Protected Embedding Attacks¶

Protection Algorithm	FEM-KAN MF/EF/GF/AF	MAP2V MF/EF/GF/AF
MLP-Hash	82.1/54.7/56.5/71.6	48.1/0.6/0.3/1.5
SlerpFace	79.4/9.3/7.8/15.4	11.4/0.0/0.1/0.1
PolyProtect	50.3/7.1/5.6/15.4	28.6/4.4/3.6/4.3

FEM achieves ASR under MLP-Hash protection close to the unprotected baseline, indicating a critical security vulnerability in this embedding protection algorithm.

Key Findings¶

KAN outperforms MLP: FEM-KAN surpasses FEM-MLP in nearly all scenarios, validating the advantage of learnable activation functions for embedding mapping.
PPFR systems are not secure: Even after privacy-preserving transformations such as frequency-domain processing, embeddings retain sufficient identity information for high-quality face reconstruction.
Partial embeddings remain exploitable: FEM-KAN achieves 32.5% ASR even with only 30% of the embedding vector available.
Makeup has minimal impact on FEM: Makeup causes an 18.1% ASR drop for FaceTI but only a 6.4% drop for FEM-KAN.
Face anti-spoofing systems can be bypassed: The reconstructed high-quality faces can pass FASNet detection.

Highlights & Insights¶

First application of KAN to embedding mapping: This work demonstrates that learnable activation functions in KAN genuinely outperform conventional MLP for nonlinear mapping of high-dimensional structured data (facial embeddings).
Framework-level thinking: The face reconstruction problem is elegantly reformulated as a two-stage pipeline of "embedding space mapping + pretrained generation," enabling an extremely lightweight mapping network.
Comprehensive security evaluation: The framework covers standard FR, PPFR, partial leakage, protected embeddings, and protected images, offering practical value for real-world security assessment.
High training efficiency: A 3-layer network trained in 3 hours with 2.6-second inference significantly outperforms existing methods.

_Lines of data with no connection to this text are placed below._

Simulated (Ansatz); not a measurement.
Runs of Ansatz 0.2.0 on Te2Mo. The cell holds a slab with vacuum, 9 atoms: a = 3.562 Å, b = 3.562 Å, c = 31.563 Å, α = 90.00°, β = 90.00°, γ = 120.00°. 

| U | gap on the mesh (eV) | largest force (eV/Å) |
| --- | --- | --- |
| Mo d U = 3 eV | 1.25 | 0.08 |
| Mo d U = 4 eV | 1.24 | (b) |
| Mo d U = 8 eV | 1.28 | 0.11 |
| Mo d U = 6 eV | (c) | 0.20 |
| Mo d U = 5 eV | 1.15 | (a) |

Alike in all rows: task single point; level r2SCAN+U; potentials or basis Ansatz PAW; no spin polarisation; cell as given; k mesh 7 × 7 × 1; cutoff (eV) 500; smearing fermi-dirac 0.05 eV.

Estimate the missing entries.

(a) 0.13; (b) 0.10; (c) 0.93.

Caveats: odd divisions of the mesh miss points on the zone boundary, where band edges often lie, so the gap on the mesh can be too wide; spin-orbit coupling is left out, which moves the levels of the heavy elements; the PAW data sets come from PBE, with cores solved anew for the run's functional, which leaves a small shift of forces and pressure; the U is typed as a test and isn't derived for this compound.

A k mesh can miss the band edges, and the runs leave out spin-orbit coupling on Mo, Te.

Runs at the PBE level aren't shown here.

Limitations & Future Work¶

The framework depends on IPA-FaceID as the generation backend; it would become ineffective if this model is updated or deprecated.
The text prompt is fixed as "front portrait of a person," which may limit reconstruction accuracy for non-frontal faces.
FEM requires black-box query access to the target FR system to construct training data.
ASR drops noticeably for low-resolution faces (LFW 112×112).
When the embedding leakage rate falls below 30%, reconstructed faces exhibit visible artifacts.
Only MSE loss is employed; alternative distance metrics (e.g., cosine distance, contrastive loss) are not explored.

FEM can serve as an evaluation tool for the privacy security of FR/PPFR systems, quantifying the privacy leakage risk of different protection algorithms.
The results inspire security research: embedding protection algorithms, particularly MLP-Hash, require redesign to resist mapping-based attacks.
KAN may have application potential in other embedding space alignment tasks, such as cross-modal retrieval and domain adaptation.
This work underscores the "embedding-as-privacy" security paradigm: even when images are protected, embedding vectors may still leak identity information.

Rating¶

Novelty: ⭐⭐⭐⭐ (Novel application of KAN to embedding mapping; framework design is elegant and concise)
Experimental Thoroughness: ⭐⭐⭐⭐⭐ (Covers diverse FR/PPFR systems, multiple attack scenarios, and resource comparisons)
Writing Quality: ⭐⭐⭐⭐ (Clear structure with detailed experimental setup)
Value: ⭐⭐⭐⭐ (Practically significant for privacy security research; exposes security risks in PPFR systems)